The latest cartoonishly evil headline to come out of the Trump administration involves Education Secretary Betsy DeVos’ plan to cut funding for the Special Olympics. Is this actually true? Yes, and on Tuesday, lawmakers grilled DeVos over a budget proposal that includes over $7 billion in cuts to education programs, including several for those with special needs. The proposal eliminates all $18 million in federal funding for the Special Olympics, which is roughly a tenth of its total budget.
The most incisive line of questioning came from Rep. Mark Pocan (D-WI), who began his allotted time by asking DeVos if she thinks it’s acceptable for a school to discriminate based on sexual orientation or gender identity. DeVos refused to answer, only managing that “we have laws that cover discriminatory efforts.” When Pocan pressed her, she continued to demur. Pocan then pointed out that the budget provides money to charter schools that do discriminate.

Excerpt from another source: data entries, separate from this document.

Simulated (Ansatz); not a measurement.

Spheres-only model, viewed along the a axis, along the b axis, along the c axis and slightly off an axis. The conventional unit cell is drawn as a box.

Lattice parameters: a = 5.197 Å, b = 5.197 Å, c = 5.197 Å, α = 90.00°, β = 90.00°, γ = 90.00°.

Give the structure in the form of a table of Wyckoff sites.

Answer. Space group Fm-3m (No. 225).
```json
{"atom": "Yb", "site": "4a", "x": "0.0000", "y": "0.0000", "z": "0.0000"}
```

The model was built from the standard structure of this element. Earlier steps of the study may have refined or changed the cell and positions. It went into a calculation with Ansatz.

In @BetsyDeVosED’s budget, there are major cuts to programs like the Special Olympics. Sec. DeVos didn’t know the number of kids who would be hurt by that cut, so I made sure she now knows that 272,000 kids are seeing their support taken away. pic.twitter.com/6ZiOfDU4Ou
— Rep. Mark Pocan (@repmarkpocan) March 26, 2019
Though the “Is discrimination bad?” question may seem like a softball, DeVos has had trouble with it in the past. As the Washington Post point out, when she was asked in a Congressional hearing in May 2017 whether private schools that accept federal funding should be allowed to discriminate, DeVos said it should be left up to the states.
In January, Second Lady Karen Pence came under fire for accepting a teaching job at a school that explicitly bars LGBTQ students and faculty. Vice President Mike Pence called the criticism of their right to discriminate “deeply offensive to us.”
On Tuesday, Pocan asked DeVos why she wants to increase funding for charter schools despite their 25-percent failure rate. She didn’t answer. He asked about why she wants to slash funding for special education grants to states, the National Technical Institute for the Blind, Gallaudet University (a private university for hearing-impaired students), a federal program for print books for blind students and more. “What is it that we have a problem with with children who are in special education?” Pocan asked. “Why are we cutting all of these programs over and over within this budget?
DeVos didn’t answer that, either, nor did she answer a question about why the overall funding for the Department of Education is being cut by 12 percent, but executive salary appropriations are being raised by 15 percent.
Pocan wasn’t the only member of Congress appalled by the budget proposal. “How can you support this budget,” asked Rep. Rosa Delauro (D-CT). “I mean that genuinely. You’re the secretary of the Department of Education. How can you support — or maybe even take pride in, or boast about — taking 10 percent … away from teachers and away from students?”
“Your cuts specifically target students of color, it’s unbelievable,” said Rep. Barbara Lee (D-CA). “Low-income students. I just have say, Madam Secretary, that you have zeroed out Special Olympics, once again. I still can’t understand why you would go after disabled children in your budget. You zero that out. It’s appalling.”
Pocan would later inform Devos that 272,000 children would be affected by the elimination of Special Olympics funding.
WATCH: Education Sec. DeVos is grilled by members of Congress over funding cuts to special education programs and the Special Olympics. pic.twitter.com/iDp2uEpCjf
— NBC News (@NBCNews) March 27, 2019
Devos smiled while talking about “difficult decisions” and explained how she doesn’t want to “saddle tomorrow’s generations with today’s growing debt.”
As former Republican presidential candidate John Kasich noted on Twitter, there are plenty of ways to balance outside of hamstringing programs for disabled children, which shouldn’t have even been under consideration. “Cuts to autism funding and ending all for @SpecialOlympics is outrageous,” he wrote. “When I was chair of the House Budget Cmte, we worked to balance the budget & these types of programs were off limits – for good reason. Hope ldrs in DC stop this ridiculous proposal.”
One way to make up the $18 million in Special Olympics funding the Trump administration deems frivolous would be for the president to take five fewer trips to Mar-a-Lago, which cost taxpayers nearly four million dollars a pop.
The administration could also scrap plans to build Trump’s multi-billion-dollar vanity project along the southern border. That’d work, too.